'Constitution won't guarantee funds'

THE recognition of local government in the Australian Constitution would not guarantee councils get their fair share of funding, former Liberal Party leader John Hewson warned on Monday.

Dr Hewson, speaking after a special forum on the Henry tax review at the Australian National University, said the problem both states and local councils faced, in not getting enough funding from the Federal Government to cover their costs, was no closer to resolution.

Dr Hewson criticised the current 24-hour media news cycle and a resistance by the Federal Government to meaningfully face such problems in a genuine public debate.

While the government last year held a forum on tax, Dr Hewson said such talkfests had not resulted in any lasting change for the nation's tax system.
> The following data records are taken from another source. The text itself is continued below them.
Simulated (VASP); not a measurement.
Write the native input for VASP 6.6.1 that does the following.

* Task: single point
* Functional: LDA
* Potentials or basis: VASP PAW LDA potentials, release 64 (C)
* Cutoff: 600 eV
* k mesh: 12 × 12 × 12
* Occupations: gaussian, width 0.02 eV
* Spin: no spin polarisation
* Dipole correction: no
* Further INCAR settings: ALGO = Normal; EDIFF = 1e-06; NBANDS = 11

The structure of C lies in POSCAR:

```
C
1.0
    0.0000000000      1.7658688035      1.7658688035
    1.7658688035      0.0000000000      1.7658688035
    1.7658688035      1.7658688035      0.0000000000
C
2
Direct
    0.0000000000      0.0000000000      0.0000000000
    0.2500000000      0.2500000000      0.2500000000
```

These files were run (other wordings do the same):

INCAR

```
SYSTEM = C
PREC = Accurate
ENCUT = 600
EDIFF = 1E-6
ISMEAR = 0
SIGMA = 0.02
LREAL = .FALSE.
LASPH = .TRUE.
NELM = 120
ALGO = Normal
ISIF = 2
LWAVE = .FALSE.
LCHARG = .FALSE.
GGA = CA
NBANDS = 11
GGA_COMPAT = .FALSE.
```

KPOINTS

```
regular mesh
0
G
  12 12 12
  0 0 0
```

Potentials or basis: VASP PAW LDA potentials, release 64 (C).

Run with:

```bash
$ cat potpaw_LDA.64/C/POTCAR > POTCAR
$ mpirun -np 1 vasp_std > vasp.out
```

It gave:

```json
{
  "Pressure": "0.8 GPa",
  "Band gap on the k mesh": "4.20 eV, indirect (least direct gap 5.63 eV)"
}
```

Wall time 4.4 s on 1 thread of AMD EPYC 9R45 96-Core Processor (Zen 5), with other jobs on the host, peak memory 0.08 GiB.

"The current political system simply does not have enough scope to look at the initiatives the country needs to face," he said. "Something Ken Henry (special advisor to the Prime Minister) highlighted was that his tax review was not direct recommendations for change, but rather a ways document on what should be done to help Australia to adjust to its changing economy - it simply identifies the issue in the hope the debate will ensue."

Dr Hewson, an academic economist, said the hope that constitutional recognition of local government would secure the funding it needed were unfounded.

"If the states cannot get what should be their share of the goods and services tax, then there's no certainty local governments could," he said.

He said the mining tax, which was a proposal of the Henry tax review, was widely panned as a failure for the regions.

"The government has handled this very badly, and the lack of the company tax rate which the mining tax was meant to fund, means the opposition has been able to score point after point against the government," he said. "The argument that the tax should fund infrastructure in the regions has failed because rather than sending the revenue into a sovereign wealth fund where it can be tracked, it will go back into consolidated revenue."